LA Scout Camp Loses $3.6M Facility to 2028 Olympics Sailing with One Month Notice


On December 1, 2025, the Port of Los Angeles told Greater Los Angeles Scouting that they must leave the Cabrillo Beach Youth Center by December 31. This 12-acre waterfront site has hosted Scouts for almost 80 years, but it will soon become a training center for Olympic sailing teams preparing for the 2028 Los Angeles Olympics.
For volunteer Scout leaders nationwide, this eviction raises urgent questions about camp access, program continuity, and what happens when youth organizations lose key facilities to major civic projects. The timeline is particularly striking: Scouters have just 30 days to relocate decades of programming.

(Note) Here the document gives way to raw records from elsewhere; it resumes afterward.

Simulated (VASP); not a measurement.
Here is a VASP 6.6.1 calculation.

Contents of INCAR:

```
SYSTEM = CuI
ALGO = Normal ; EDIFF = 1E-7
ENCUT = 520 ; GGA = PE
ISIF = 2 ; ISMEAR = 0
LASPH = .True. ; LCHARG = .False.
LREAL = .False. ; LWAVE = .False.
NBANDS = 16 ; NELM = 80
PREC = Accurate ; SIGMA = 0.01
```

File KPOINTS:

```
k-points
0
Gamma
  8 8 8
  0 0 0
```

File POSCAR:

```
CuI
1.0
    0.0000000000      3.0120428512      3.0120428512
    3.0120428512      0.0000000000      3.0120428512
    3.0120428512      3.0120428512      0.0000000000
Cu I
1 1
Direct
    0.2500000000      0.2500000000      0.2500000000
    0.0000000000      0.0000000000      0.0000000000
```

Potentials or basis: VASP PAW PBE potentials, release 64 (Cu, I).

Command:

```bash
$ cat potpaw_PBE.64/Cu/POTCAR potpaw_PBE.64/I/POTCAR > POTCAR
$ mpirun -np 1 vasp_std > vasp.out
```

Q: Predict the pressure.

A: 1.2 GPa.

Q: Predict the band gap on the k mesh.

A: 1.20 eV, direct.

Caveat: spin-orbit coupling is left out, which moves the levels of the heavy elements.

During the 1980s, Greater Los Angeles Scouting raised more than $3.6 million to build the Cabrillo Beach Youth Center, with major support from filmmaker Steven Spielberg. The council added an Olympic-sized pool, an amphitheater, dorms, an archery range, and a crafts center on 12 acres of land owned by the Port.
The Scouts did not rent the facility; they built it using donations and community support over many years. Now, the Port is taking it back under the lease agreement, which means the Scouts must give up the property to a new nonprofit, Pathway to Podium LLC, for Olympic sailing training.
All the popcorn sales and Friends of Scouting fundraisers that helped raise that $3.6 million reflect volunteer work that cannot be recovered.
The Greater Los Angeles Council has been operating without a long-term lease since its original 30-year agreement, signed in 1982, ended. For over ten years, Scout leaders have run programs for more than 17,000 youth each year under a month-to-month deal, always aware that the Port could end it with only 30 days’ notice.
Now, that risk has become real. The December 31, 2025 deadline comes during the holidays, giving unit leaders very little time to reschedule winter and spring events.
This eviction brings real challenges for volunteer leaders who manage Scout units throughout Greater Los Angeles:
Programs must move. Blue & Gold banquets, Pinewood Derbies, and waterfront training events planned for early 2026 now need new locations right away.
Loss of waterfront access. Cabrillo Beach was one of the few affordable and easy-to-reach places in Greater Los Angeles where Scouts could earn Swimming and Lifesaving merit badges in an Olympic-sized pool. Other options often cost more or are far away.
Capacity will be strained. With this facility closed, the 17,000 youth it served last year will need to use other council camps, making it harder to get reservations.
The Port and Pathway to Podium say that Olympic sailing training will help “the broader community” and offer “access for as many groups as possible.” Still, volunteer leaders point out that there is a big difference between a long-running youth program serving local neighborhoods since 1946 and a training center focused on elite athletes.
The Olympics are meant to inspire young people, but this choice forces out a youth group to make room for the Games. Longtime staff, such as lifeguard Benjie Spolarich, said they feel “overlooked” and “baffled” by what happened.
According to the Long Beach Post News, the Port of Los Angeles is ending the Scouting lease at Cabrillo Beach so the site can become a training facility for sailing teams ahead of the 2028 Olympics. The future of the youth center after the Games remains uncertain.
Even after investing $3.6 million and spending more than a decade as month-to-month tenants, volunteer leaders are doubtful about their chances of coming back.
For almost 80 years, Scouts have cared for and improved Cabrillo Beach, helping generations of young people on the Los Angeles waterfront. Thanks to steady volunteer work and community support, the facility became a landmark for youth development.
With the December 31 deadline coming up, volunteer leaders are busy moving programs and wondering if their council will get access to the site again after 2028. What happens next could affect how youth groups work with public land across the country.